Reputation: 1903
I have a program that runs in Python 2 and Python 3, but there is a drastic difference in speed. I understand a number of internal changes were made in the switch, but the difference in io.BufferedReader are really high. In both versions, I use io.BufferedReader because the main program loop only needs data one byte at a time. Here is an excerpt from the cProfile output for the script (see cumtime, not tottime):
Python 2:
ncalls tottime percall cumtime percall filename:lineno(function)
36984 0.188 0.000 0.545 0.000 io.py:929(read)
Python 3:
36996 0.063 0.000 0.063 0.000 {method 'read' of '_io.BufferedReader' objects}
When I print the object, both return something like io.BufferedReader
so I am certain they are both using BufferedReader.
Here is the code in question. See line 28. The caller is responsible for setting up bufstream. I used bufstream = io.open('testfile', 'rb')
Why is there such a drastic difference in speed of BufferedReader for reading single bytes in the files, and how can I "fix" the issue for Python 2.x? I am running Python 2.6 and Python 3.1.
Upvotes: 2
Views: 2825
Reputation: 82942
To give you a fuller answer, one would need to see your code (or, better, an executable precis of your code).
However a partial answer can be gleaned from your profile output: io.py
suggests that "Python 2" (for avoidance of doubt, give the actual version numbers) is implementing BufferedReader in Python, whereas _io.BufferedReader
suggests that "Python3" is implementing it in C.
Late-breaking news: Python 2.6's io.py
is over 64Kb and includes the following comment up the front :
# This is a prototype; hopefully eventually some of this will be
# reimplemented in C.
Python 2.7's io.py
is about 4Kb and appears to be a thin wrapper of an _io
module.
If you want real assistance with a workaround for 2.6, show your code.

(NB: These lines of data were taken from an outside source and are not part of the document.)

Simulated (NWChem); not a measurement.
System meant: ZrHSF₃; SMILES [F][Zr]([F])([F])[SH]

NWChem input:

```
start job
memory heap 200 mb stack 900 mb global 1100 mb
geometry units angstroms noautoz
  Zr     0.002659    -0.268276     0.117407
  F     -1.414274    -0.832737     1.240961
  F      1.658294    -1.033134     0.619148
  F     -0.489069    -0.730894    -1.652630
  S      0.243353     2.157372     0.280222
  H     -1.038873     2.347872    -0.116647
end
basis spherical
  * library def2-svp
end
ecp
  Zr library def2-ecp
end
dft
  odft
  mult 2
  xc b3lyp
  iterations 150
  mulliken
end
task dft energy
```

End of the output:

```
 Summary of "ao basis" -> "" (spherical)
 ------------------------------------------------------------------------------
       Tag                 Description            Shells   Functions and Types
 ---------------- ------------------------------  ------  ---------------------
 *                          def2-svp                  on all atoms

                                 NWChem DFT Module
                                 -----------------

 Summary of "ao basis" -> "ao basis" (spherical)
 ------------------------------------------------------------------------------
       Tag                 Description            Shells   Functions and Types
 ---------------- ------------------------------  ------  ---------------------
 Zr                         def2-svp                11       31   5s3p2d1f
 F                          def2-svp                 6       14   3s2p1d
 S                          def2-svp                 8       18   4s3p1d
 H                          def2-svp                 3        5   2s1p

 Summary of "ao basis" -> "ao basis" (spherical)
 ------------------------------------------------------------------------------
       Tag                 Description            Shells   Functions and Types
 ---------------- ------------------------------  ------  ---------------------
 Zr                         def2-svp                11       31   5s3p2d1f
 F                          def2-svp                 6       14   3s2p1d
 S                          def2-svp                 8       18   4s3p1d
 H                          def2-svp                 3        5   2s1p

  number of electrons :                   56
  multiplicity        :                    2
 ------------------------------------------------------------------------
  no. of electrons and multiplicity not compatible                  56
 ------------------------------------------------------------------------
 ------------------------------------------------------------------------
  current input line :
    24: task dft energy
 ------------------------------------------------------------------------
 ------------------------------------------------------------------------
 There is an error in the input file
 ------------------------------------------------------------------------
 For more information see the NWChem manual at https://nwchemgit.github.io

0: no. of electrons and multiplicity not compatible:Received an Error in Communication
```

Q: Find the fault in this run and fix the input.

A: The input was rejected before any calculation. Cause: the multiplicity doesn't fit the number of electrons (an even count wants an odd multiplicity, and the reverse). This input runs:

Probable workaround for Python 2.6
Instead of:
test = io.open('test.bmp', 'rb')
do this:
test = open('test.bmp', 'rb')
Some rough timing figures, including the missing link (Python 2.7):
Windows 7 Pro, 32-bit, approx 5 Mb file, guts of code is:
while 1:
c = f.read(1)
if not c: break
2.6: io.open 20.4s, open 5.1s
2.7: io.open 3.3s, open 4.8s # io.open is better
3.1: io.open 3.6s, open 3.6s # effectively same code is used
So a better story seems to be this: In general, don't faff about with io.open unless you have good reason to e.g. you want 2.7 to go faster.
Upvotes: 6
Reputation: 10663
Using 2.7 should solve this. See PEP 3116 and Python 2.7 doc.
A part of module io is written in python in 2.6, while in 2.7+ the whole module is written in C
Upvotes: 4